With an eight-roomed farmhouse, set amidst lush green lawns and orchards of apples, oranges, grapes and pomegranates, slain Pakistani Taliban chief Hakimullah Mehsud lived in the very lap of luxury. What's more this farmhouse owned by the chief of Pakistan's most active militant organization was just a kilometer away from the headquarters of the Pakistani Army in the volatile and conflict-hit North Waziristan Province. Mehsud was just about to enter the farmhouse in his SUV, when a US drone fell upon the vehicle, destroying it and it's passengers. 

A military plane releasing a drone
This illustrates the strange state of affairs in Pakistan. Even extremist militants as infamous as Osama bin Laden, the world's most wanted man back then, stayed in a sprawling, opulent mansion, on the very doorstep of Pakistan's elite military academy for nigh on six years. Something inside this country is indeed rotten and it could be the civilian administration or the arguably more powerful military.

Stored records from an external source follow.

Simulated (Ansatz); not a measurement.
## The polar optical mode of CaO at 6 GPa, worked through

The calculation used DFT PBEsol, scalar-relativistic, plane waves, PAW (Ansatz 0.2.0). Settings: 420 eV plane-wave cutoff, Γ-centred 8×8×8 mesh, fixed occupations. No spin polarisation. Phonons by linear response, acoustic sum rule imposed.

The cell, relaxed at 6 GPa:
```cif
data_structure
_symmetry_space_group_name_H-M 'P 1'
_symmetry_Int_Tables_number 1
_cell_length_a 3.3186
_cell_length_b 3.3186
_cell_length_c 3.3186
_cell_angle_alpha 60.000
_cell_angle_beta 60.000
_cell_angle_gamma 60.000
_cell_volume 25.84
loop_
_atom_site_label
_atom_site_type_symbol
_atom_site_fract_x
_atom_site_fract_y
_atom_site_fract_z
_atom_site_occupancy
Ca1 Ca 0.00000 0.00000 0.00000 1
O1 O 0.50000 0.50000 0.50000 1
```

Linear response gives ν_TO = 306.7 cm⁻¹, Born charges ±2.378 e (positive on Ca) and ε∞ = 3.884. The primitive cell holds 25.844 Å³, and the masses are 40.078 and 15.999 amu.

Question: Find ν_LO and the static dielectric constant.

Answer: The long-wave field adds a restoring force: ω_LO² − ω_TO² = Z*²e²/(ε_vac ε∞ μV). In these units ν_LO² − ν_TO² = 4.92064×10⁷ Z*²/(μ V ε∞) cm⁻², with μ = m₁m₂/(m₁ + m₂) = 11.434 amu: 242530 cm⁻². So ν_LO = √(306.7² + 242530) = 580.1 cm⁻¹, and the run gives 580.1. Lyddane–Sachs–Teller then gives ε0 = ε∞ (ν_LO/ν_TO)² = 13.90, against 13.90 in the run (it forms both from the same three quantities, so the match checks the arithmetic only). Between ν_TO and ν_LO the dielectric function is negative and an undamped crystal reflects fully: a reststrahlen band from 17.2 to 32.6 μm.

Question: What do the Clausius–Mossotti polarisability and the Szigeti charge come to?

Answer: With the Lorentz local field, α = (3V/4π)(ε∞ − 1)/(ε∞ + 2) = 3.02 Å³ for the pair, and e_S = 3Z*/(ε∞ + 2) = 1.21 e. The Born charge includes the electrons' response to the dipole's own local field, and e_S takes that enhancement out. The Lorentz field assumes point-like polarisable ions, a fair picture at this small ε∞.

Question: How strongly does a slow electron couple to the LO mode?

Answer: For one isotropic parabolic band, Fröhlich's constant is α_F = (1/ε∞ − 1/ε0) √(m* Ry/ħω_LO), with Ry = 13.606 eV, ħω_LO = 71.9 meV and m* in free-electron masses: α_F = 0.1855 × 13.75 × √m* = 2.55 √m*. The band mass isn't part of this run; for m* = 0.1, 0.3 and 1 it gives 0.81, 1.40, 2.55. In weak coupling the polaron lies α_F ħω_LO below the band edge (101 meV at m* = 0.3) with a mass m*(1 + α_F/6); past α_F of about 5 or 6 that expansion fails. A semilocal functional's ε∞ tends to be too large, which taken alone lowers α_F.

Rather funnily, the Pakistani Government which faced terrorist strikes by the Taliban, was the first to condemn the USA for the drone strike. Their argument was based on the fact that just a few days before the strike, the Government and the Taliban had settled for peace talks. Now looking at the history of Taliban demands - freeing a whole lot of dangerous Taliban militants, implementing Sharia law in Swat Valley, etc - the peace talks were heading nowhere from the beginning, something which the Islamabad administration was bound to know. Why then the mourning?

Even more inexplicably, this particular drone strike which exterminated 5 of the Taliban's most hardened members, also revived demands in political circles of banning US drones. The Government of  the North-Western Frontier Province (administered by former cricketer Imran Khan's party) even passed a resolution calling upon the Federal Government to do so. Some are even suggesting something as ridiculous as blocking NATO supply lines until the demand has been met.
Slain Taliban Leader Hakimullah Mehsud
Here's why that's unreasonable and downright stupid. Firstly, NATO supply lines passing through Pakistan are now gradually removing supplies from Afghanistan, in accord with the idea of pulling back NATO troops there by 2014.  There's nothing Pakistan desires more than an immediate NATO pullout. Blockading supply lines therefore will eventually slow down the process. Secondly, US drone strikes here have wiped out much of the top leadership of the Taliban, effectively crippling it. The former chief of the Taliban Baitullah Mehsud and the last second-in-command of the group too were killed by drone strikes. 

Moreover, Pakistani Ministry of Defence itself stated that 317 attacks have killed 2,160 Islamic militants and 67 civilians since 2008. The loss of 67 civilians - while regrettable - is very much lesser than the number of citizens who have lost their lives in terrorist attacks orchestrated by this organization. Would the Government rather have a stronger Taliban which would kill hundreds of civilians? Only if the Government can give a clear, foolproof answer to any one of these glaring faults in their statements and policies, can we acknowledge their efforts in the War on Terrorism as sincere.